Case ID: sw2d_694/html/0297-01.html
Source: Caselaw Access Project
Author: {"author": "FONES, Justice.", "license": "Public Domain", "url": "https://static.case.law/"}
Date Created: 2024-08-24T03:29:51.129683

STATE of Tennessee, Appellee, v. Dennis ORR, Appellant.
    Supreme Court of Tennessee, at Knoxville.
    July 15, 1985.
    Kymberly Lynn Anne Hattaway, Asst. Atty. Gen., Nashville, for appellant; W.J. Michael Cody, Atty. Gen., Nashville, of counsel.
    Beverly C. Sullivan, Morristown, for ap-pellee; Charles R. Terry & Associates, Morristown, of counsel.
   OPINION

FONES, Justice.

The sole issue presented in this appeal is the constitutionality of the Tennessee Motor Vehicle Habitual Offender Act. T.C.A. § 55-10-601 et seq.

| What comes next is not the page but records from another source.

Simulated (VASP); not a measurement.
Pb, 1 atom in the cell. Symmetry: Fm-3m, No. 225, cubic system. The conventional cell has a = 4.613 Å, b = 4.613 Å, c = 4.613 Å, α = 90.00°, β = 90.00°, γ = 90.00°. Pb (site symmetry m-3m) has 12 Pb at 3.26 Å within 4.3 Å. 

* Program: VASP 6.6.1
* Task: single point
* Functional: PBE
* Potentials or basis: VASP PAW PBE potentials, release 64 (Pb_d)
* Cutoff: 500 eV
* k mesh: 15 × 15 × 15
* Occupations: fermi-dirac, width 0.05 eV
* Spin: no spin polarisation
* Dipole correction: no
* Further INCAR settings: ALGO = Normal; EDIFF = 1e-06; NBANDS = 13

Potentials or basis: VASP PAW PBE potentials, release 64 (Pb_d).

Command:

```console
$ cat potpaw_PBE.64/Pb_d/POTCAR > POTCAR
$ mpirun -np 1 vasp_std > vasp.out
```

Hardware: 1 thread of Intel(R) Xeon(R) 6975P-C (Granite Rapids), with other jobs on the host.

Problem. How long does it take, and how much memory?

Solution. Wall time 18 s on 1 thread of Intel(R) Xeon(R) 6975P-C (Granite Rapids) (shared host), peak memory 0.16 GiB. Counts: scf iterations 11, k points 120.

On March 25, 1977, the Hamblen County Criminal Court entered an order that declared the defendant, Dennis Orr, to be a habitual motor vehicle offender and barred him from operating a motor vehicle in this state “for the period as required by law or until proper application is made for the removal of the Habitual Offender status.”

Subsequently, on June 12, 1979, defendant drove a motor vehicle in violation of this order, and on November 9, 1979, he entered a guilty plea and served a sentence of eleven months and twenty-nine days after his probation was revoked.

On November 3, 1983, defendant was indicted for two separate violations of the March 25, 1977 order. Defendant pled guilty to both counts and received a three-year sentence on each count, to be served concurrently. Defendant, however, expressly reserved his right to appeal the constitutionality of T.C.A. § 55-10-601 et seq. and perfected his appeal to this Court pursuant to T.C.A. § 16-4-108.

Defendant contends that T.C.A. § 55-10-616 is vague and thus violates the due process clause of the constitution.

We dealt with that same contention in State v. Hinsley, 627 S.W.2d 351, 354 (Tenn.1982), and see no need to repeat here what was said there, in sustaining the constitutionality of the statute.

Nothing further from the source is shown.